The second charge market continued its strong start to the year with its highest level of activity in more than 10 years in March.

According to data from the Finance and Leasing Association (FLA) 2,392 new second charge loans were taken out in March, the most since October 2008.

This was up 31 per cent on March last year and a similar uptick was seen in the value of new business, as that rose 25 per cent to hit £108m for the month.

The data rounds-up a strong first three months of 2019 for the second charge market with January new deals up 18 per cent and the value of business up 12 per cent.

February witnessed even stronger growth, with new agreements rising by 24 per cent and the value of these growing 20 per cent compared to the same month last year.

Strong first quarter

Overall, January to March saw 6,500 deals completed worth £292m, up 25 per cent and 19 per cent respectively on the same period in 2018.

The trend also shows through in the annual figures with 24,812 agreements, up 13 per cent, worth £1.116bn, up nine per cent, completed in the 12 months to March.

FLA head of consumer and mortgage finance Fiona Hoyle, said: “In March, the second charge mortgage market reported its highest level of monthly new business volumes since October 2008.
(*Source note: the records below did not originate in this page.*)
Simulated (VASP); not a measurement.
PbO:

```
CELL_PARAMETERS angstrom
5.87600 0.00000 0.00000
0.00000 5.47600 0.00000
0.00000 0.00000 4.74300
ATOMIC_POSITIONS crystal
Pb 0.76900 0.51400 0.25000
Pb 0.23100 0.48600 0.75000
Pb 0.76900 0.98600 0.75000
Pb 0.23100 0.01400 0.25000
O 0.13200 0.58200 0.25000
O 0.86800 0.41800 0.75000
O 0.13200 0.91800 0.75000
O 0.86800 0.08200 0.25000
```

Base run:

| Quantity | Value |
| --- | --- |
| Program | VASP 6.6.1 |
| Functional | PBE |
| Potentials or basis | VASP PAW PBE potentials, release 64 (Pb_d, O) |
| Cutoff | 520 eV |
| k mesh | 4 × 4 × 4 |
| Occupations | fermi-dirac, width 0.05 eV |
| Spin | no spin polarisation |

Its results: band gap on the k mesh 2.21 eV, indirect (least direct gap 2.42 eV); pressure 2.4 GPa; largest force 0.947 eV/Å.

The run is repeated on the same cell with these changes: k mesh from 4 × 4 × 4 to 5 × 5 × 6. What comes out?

“It is a competitive and innovative market for consumers, with a growing number of broker partners.”

Regulator investigation

Last month, The Financial Conduct Authority (FCA) said it would be investigating parts of the second charge and subprime credit markets, as it believes they are designed to benefit from consumers going into arrears.

In the announcement the FCA highlighted its data monitoring consumers in arrears, numbers on standard variable rates and complaints, but has yet to publish evidence of this.